WATERVILLE'S OLD CANNON
Have you missed the old cannon that, for longer than anyone can remember graced the lawn in front of the old school? The city has removed this little gem for safe-keeping as the old school building is scheduled to be torn down. The history of our cannon is shrouded in mystery. It is too small to be one of the Civil War type cannons that commonly exist in numerous places. It seems to have no markings to provide a clue to its manufacture and no one among us has any expertise in ancient arms or weaponry. Milo Downs, Jr. (1923-2000) related stories about his youth when they would fire empty Pet milk cans up Farnsworth Road from the old gun using large firecrackers for powder. He thought it to be an old naval gun and may have been on a wooden carriage at one time. We think this to be unlikely in his lifetime because we have a photograph of a lady perched on the cannon during the 1913 flood and it was on a concrete base then. So where did it come from and why is it there? We can speculate from some written clues. The present school and the one that preceded it were both built on what was the village square in John Pray’s plat of the village.

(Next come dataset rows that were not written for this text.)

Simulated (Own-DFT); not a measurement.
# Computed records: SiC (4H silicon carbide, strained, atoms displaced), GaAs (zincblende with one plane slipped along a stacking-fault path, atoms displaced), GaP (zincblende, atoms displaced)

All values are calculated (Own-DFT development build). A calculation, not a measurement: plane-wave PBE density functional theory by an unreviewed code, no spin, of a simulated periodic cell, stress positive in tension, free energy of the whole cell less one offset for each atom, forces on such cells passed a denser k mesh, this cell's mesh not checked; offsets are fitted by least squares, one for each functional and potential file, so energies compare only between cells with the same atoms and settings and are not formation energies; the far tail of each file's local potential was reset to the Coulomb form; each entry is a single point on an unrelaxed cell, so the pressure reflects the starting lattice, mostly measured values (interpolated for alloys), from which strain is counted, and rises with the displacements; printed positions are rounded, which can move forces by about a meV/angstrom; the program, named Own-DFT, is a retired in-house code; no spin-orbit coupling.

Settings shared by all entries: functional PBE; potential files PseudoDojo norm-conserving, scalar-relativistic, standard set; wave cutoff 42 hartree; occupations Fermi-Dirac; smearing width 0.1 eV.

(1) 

We know from several sources that way back in the 1850s Waterville had a militia group known as the Brady Guards and they did military drill routines on the village square. We read in The Soldier Spirit of Waterville, penned (probably) by Civil War veteran John Lansing Pray, that Orson Gilbert Ballou commanded a village gun squad that fired salutes when a group of Waterville men left for service during the Civil War. Waterville’s small cannon may well be that gun used to fire salutes at that very same location. The Brady Guard cannon would have been mounted on some kind of carriage to be mobile and also have been made well before the Civil War. Why did our militia group have a cannon? Perhaps it was always intended to be only a ceremonial gun. When did the village acquire this relic and when was it mounted on the concrete base? Many questions remain unanswered about this old cannon but we look forward to seeing it restored to the village square again when it opens as a park.
Note: An expert from the Springfield Arsenal has reviewed photographs and determined that this is not a military weapon.